Sermons

Summary: The changes God wants to see in us.

Extreme Makeover

March 12th, 2006

This morning we’re going to continue our look at Extreme Makeovers. Not the stuff we see on TV. Not the makeovers that cater to the society that we live in that tells us what makes a person beautiful and desirable is the outer package that they’re born with or that they spend thousands of dollars to fix up. Those are the makeovers that may make us look different but they don’t change who we are nor do they really give us happiness and security. No, we’re looking at something different, we’re looking at the changes that God wants to make, we’re looking at what God wants us to look like on the inside. We read last week that comments that Jesus had for the Pharisees and the Teachers of the Law, men who went to great lengths to look good on the outside. He compared them to cups that looked clean on the outside, but on the inside they were filthy and useless. Outer change alone is worthless but when we allow God to do a work on the inside, it will transform us and change us and move us towards being a reflection of Christ in this world both inside and out!

Last week we looked at where this makeover begins. The heart, the center of who we are, the center of our emotions, and as the Bible calls it, the wellspring of life. God’s makeover begins with a broken heart. A heart that is broken over the sin in our lives and over those areas that we fall so short of the Glory of God. Once that work has begun in our hearts, once God has taken that hard, calloused heart and replaced it as He promises in Ezekiel with a heart of flesh, a heart that beats for Him and for His Truth and His ways, then we can turn our attention to the other areas that need to see change happen. God wants us to have a broken heart, he also wants us to have calloused knees.
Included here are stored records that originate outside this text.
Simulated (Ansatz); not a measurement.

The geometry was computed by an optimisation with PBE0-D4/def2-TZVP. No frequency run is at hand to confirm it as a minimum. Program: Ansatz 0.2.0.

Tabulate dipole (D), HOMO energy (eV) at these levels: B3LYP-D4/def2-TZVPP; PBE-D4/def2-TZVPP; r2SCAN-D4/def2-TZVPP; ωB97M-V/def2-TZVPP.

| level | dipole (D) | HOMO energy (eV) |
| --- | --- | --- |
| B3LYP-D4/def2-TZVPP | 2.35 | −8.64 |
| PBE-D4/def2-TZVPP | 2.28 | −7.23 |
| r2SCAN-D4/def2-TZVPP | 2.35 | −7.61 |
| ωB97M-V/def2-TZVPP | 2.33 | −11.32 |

Now for most of us, calluses are something that we try to avoid. They form when there is repetitive friction on the skin, usually on the hands or feet or on the elbows and knees. They have lotions and creams and even files to smooth out the skin to avoid these calluses. My wife uses this thing, it looks like a cheese grater, to smooth out the skin on her feet, I suggested an orbital sander, but she wouldn’t go for it.

For some, who work with their hands, calluses are a testament to their profession. I’ve just begun to learn the guitar and for the first few weeks, I could only play for a few minutes at a time because the strings would bite into my finger tips. I have pretty wimpy, sensitive hands. After a little while, calluses formed on my fingertips and I was able to play for a longer time without experiencing any pain. For a guitar player, calluses are a necessity, they protect your fingers and keep them from getting sore from having to press down those little strings but they only come from repetition and practice and dedication. The same is true for what we are going to be looking at this morning. God wants us to have knees that are calloused from the repetitive action of a life spent on our knees in prayer. Once we have experienced a broken heart, the next step for us is to open up a constant line of communication with God and that comes through the prayer life of a Christian. What we look at in the coming weeks will feed off of this, off of the idea of prayer in our lives, because for God to address the changes that need to take place in our lives, communication has to happen, we have to be consistently coming before His throne and falling to our knees and talking with our God.

Prayer can be a touchy subject. When Catherine was three, just last year, we were having dinner at the home of some friends from our old church. We had just sat down to eat and the father looked at Catherine and asked if she would like to pray for the meal. She looked up at him with those beautiful brown eyes and a very serious expression on her face and replied, “No, we don’t do that at our house!” Of course they all thought that was hilarious and Erin and I are just mortified.

Prayer can be an embarrassing subject for many of us. The vast majority of Christians are dissatisfied with their prayer lives and feel that they don’t pray enough or about the right things or in the right way and it keeps them from effectively communicating with God. For some Christians prayer is a chore, for others it’s a mystery that they don’t quite get, for some prayer can become a cliché, “Oh, I’ll pray for you!” and then we go about our day and forget all about it. Whatever prayer is to us, the reality is that for a Christian, it is to be a way of life. It is to be as much a part of us as breathing. A Christian who doesn’t pray is a contradiction.